Thoughts on My Days of Mercy (2017)

Editor’s note: This piece is part of a series on the 2019 Taiwan International Queer Film Festival.

My Days of Mercy (2017), Tali Shalom-Ezer’s death penalty lesbian rom-com written by Joe Barton, is a strange bird. The basic structure is very similar to Up in the Air (2009), with Ellen Page playing the George Clooney audience surrogate role, and Kate Mara as the Vera Farmiga outsider role. But whereas that film used its downtime to explore the depths of the Clooney character’s loneliness (with the help of Anna Kendrick), here the second focus is a serious, nuanced exploration of the aftereffects of execution by the state (with the help of Amy Seimetz and an adorable Charlie Shotwell).

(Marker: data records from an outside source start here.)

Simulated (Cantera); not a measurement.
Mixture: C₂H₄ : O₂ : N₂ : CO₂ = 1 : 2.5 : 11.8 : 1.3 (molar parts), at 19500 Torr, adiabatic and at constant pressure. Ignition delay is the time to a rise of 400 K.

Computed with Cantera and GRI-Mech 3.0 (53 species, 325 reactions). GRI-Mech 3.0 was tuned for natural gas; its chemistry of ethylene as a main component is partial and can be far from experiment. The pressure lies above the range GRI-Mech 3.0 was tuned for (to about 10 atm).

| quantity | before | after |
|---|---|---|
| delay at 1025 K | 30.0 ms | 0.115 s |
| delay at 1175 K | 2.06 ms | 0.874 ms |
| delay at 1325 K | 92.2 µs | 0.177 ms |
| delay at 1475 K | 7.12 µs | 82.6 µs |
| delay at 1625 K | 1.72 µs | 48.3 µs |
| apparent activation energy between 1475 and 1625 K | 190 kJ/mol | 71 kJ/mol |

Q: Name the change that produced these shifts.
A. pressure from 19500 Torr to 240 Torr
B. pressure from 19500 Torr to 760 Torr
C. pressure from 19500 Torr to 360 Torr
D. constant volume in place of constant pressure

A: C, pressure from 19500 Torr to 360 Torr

Looked at in this way, the rather abrupt meet-cute scene, in which Kate Mara’s death penalty-supporting Mercy (I know, I know) bums a cig off of Ellen Page’s anti-death penalty protestor Lucy, becomes more understandable, albeit still abrupt. Turns out Mercy has a loving bourgeois family and fiance, and she’s just out cruising for fun.

The sex scenes, to my heterosexual eyes, seemed a bit off in terms of positions, but in an interview Page and Mara say that the director tried them all out with her wife, and they all work. So there’s that.

Finally, the death penalty forms the connective traumatic bond of Lucy’s family, and that tortured and torturous connection is there even when the three siblings are doing something fun, like popping bubble wrap. This means that the death penalty parts are actually much better than the rom-com ones, and the disparity leads to some tonally awkward mid-scene transitions between the two. The dialogue often shifts gears before the tone can keep up; there’s a desperate need for more pregnant pauses, pun unintended.